Free Text to Anime Speech Software in Japan

The world of speech synthesis has made impressive progress in Japan over the past year or two. Behind this development is the analysis and synthesis of human voices using deep learning, which has evolved to the point where it is no longer possible to tell whether a human or a machine is speaking. In fact, there have been many cases where a voice that was thought to be spoken by a person earlier was actually synthesized by a computer. Let me introduce what is actually happening now while sorting out the details.

Table of contents

Speech synthesis
Free Software VOICEVOX:

Speech synthesis

Speech synthesis is rapidly evolving through deep learning, and speech synthesis is a cutting-edge technology, but its history is quite long. The first speech synthesizer is said to have been a mechanical speaking machine created by a Hungarian inventor named Wolfgang von Kempelen in 1791, which was capable of combining consonants and vowels to produce human-like voices.

However, computerized speech synthesis was not available until the 1960s. Bell Labs, an American telecommunications laboratory, used the IBM 7094 to perform speech synthesis and sing a song called “Daisy Bell”. A video recording of the singing voice is available on YouTube and other sites, so those interested should search for it and listen to it for themselves.
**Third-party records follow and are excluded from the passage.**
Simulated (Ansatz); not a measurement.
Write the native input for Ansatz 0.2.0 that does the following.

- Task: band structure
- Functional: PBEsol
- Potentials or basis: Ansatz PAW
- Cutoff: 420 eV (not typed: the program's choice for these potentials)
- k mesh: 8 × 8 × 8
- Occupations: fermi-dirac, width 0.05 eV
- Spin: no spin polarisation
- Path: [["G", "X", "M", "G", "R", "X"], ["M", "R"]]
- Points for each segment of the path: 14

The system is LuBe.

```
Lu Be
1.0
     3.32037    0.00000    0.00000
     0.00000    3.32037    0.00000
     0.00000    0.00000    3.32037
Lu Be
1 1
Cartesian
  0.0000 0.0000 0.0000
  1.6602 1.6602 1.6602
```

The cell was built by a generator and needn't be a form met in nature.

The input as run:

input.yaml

It is well known that Yamaha Corporation named the Daisy Project after the Daisy Bell after it started to research and develop singing voice synthesis, leading to VOCALOID in 2000.

I won’t go into the history of voice synthesis here, but I believe that VOICEROID, released by AHS Corporation in 2009, was the first time that voice synthesis became widely used on general PCs.

There had been some software before that, but VOICEROID attracted a lot of interest because it put the character at the forefront and allowed the character to speak in a fairly beautiful voice.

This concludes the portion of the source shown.